Muhammad passed the hot weather and the season of the early rains that year near Mudkal, and after being reinforced marched against Adoni — "in the plains of which, on the banks of the Tummedra (Tungabhadra), the roy of Beejanuggur had taken up his station in his own territories, having given the command of Oodnee to his sister's son. Here he had collected a great army, and brought elephants and all the splendid insignia of empire from Beejanuggur."[48]

The Sultan had with him a train of artillery[49] and in a short time crossed the Tungabhadra, "and entered the domains of Beejanuggur, which were now for the first time invaded by a Muhammadan sovereign in person." This remark of Firishtah's is historically correct, for the Delhi Sultan's attack on Anegundi took place on the north bank of that river.

Before continuing the story I must note that Firishtah calls the king of Vijayanagar "Kishen Roy," otherwise Krishna Raya; but there can be no doubt that his real name was Bukka. The historian collected his information more than two hundred years after these events, and often misnamed the Hindu kings of whom he writes.

Muhammad, then, crossed the Tungabhadra, and only about twenty-five miles intervened between him and the great fortress of Adoni, which is situated on a precipitous range of hills about that distance from the river. The Tungabhadra at this portion of its course may be considered as forming the arc, west to north, of a quarter circle having Adoni for its centre, the radius roughly measuring about twenty-five miles. The river is fordable at most seasons of the year, lying as it does in a shallow rocky bed with low banks. It is difficult to locate with any certainty the scenes of this campaign, but I gather generally that, finding the Muhammadans aiming at the reduction of Adoni, Bukka marched out with a very large force to intercept this move, and placed himself on the south bank of the Tungabhadra, In the neighbourhood of the threatened fortress. The Sultan crossed somewhere near the present town of Siruguppa, and the great battle that ensued took place in the open cotton-plains, perhaps near Kavutal ("Kowtall" on the Ordnance Map).

Here is Firishtah's account:[50] —

"Roy Kishen Roy (I.E. Bukka), on receiving the intelligence (that Muhammad had crossed), called together all the first nobles of his court, and consulted on the best mode of opposing the mussulmauns. It was agreed that Hoje Mul,[51] a maternal relation to the roy and commander of his armies, should have the conduct of the war. Hoje Mul, vain to excess, on receiving his command, asked the roy if he should bring the prince of the mussulmauns alive a prisoner into his presence, or present him only his head upon a spear. Kishen Roy replied, that a living enemy, in any situation, was not agreeable, therefore he had better put him to death as soon as he should take him. Hoje Mul, having received his dismission marched to oppose Mahummud Shaw with forty thousand horse and five hundred thousand foot. He commanded the Bramins to deliver every day to the troops discourses on the meritoriousness of slaughtering the mahummedans, in order to excite zeal for expelling them. He ordered them to describe the butchery of cows,[52] the insults to sacred images, and destroying of temples, practised by the true believers.

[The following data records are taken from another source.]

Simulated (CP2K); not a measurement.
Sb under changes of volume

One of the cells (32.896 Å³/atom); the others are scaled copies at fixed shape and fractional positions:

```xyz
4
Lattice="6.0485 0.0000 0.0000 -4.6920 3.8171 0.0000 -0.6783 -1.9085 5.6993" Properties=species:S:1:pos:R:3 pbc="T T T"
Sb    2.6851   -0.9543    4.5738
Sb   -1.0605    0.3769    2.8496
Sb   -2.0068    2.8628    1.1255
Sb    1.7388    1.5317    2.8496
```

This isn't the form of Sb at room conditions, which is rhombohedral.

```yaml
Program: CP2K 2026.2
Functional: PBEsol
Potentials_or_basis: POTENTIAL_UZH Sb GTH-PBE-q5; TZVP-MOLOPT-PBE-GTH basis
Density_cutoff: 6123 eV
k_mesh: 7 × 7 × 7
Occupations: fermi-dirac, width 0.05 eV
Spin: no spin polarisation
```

"Mahummud Shaw, when the enemy arrived within fifteen coss[53] of his camp, commanded his general, Khan Mahummud, to muster the troops, who were found to be fifteen thousand horse and fifty thousand foot. Ten thousand horse and thirty thousand foot, with all the artillery, he advanced under Khan Mahummud Khan.

"On the 14th of Zeekaud (A.H. 767, or Thursday, July 23, A.D. 1366), the armies of light and darkness met. From the dawn till four in the afternoon, like the waves of the ocean, they continued in warm conflict with each other, and great numbers were slain on both sides. Mooseh Khan and Eeseh Khan, who commanded the right and left wings of Khan Mahummud's line, drank the sherbet of martyrdom, and their troops broke; which misfortune had nearly given a blow to the army of Islaam. At this instant Mahummud Shaw appeared with three thousand fresh horse. This restored the spirits of Khan Mahummud as also of the disordered troops, who rallied and joined him. Mukkrib Khan, advancing with the artillery, was not wanting in execution, greatly disordering the enemy's horse and foot. He asked leave to charge and complete the rout. Khan Mahummud upon this, detached a number of the nobility to support him, and permitted him to advance; which he did with such rapidity that the infidels had not time to use fireworks (I.E. cannon), but cane to short weapons such as swords and daggers. At this time an elephant, named Sheer Shikar,[54] belonging to Khan Mahummud, refused the guidance of his driver, and rushed into the center of the enemy's line, where he was stopped by the elephants of Hoje Mul Roy, and his driver was killed. Khan Mahummud with five hundred horse followed, and the elephant becoming unruly, turned upon the enemy, throwing their ranks into confusion. Hoje Mul Roy, after receiving a mortal wound, fled, and his followers no longer made resistance. The infidels, seeing their center broke, fled on all sides. The scymetars of the faithful were not yet sheathed from slaughter when the royal umbrella appeared. The sultan gave orders to renew the massacre of the unbelievers. They were executed with such strictness that pregnant women, and even children at the breast, did not escape the sword.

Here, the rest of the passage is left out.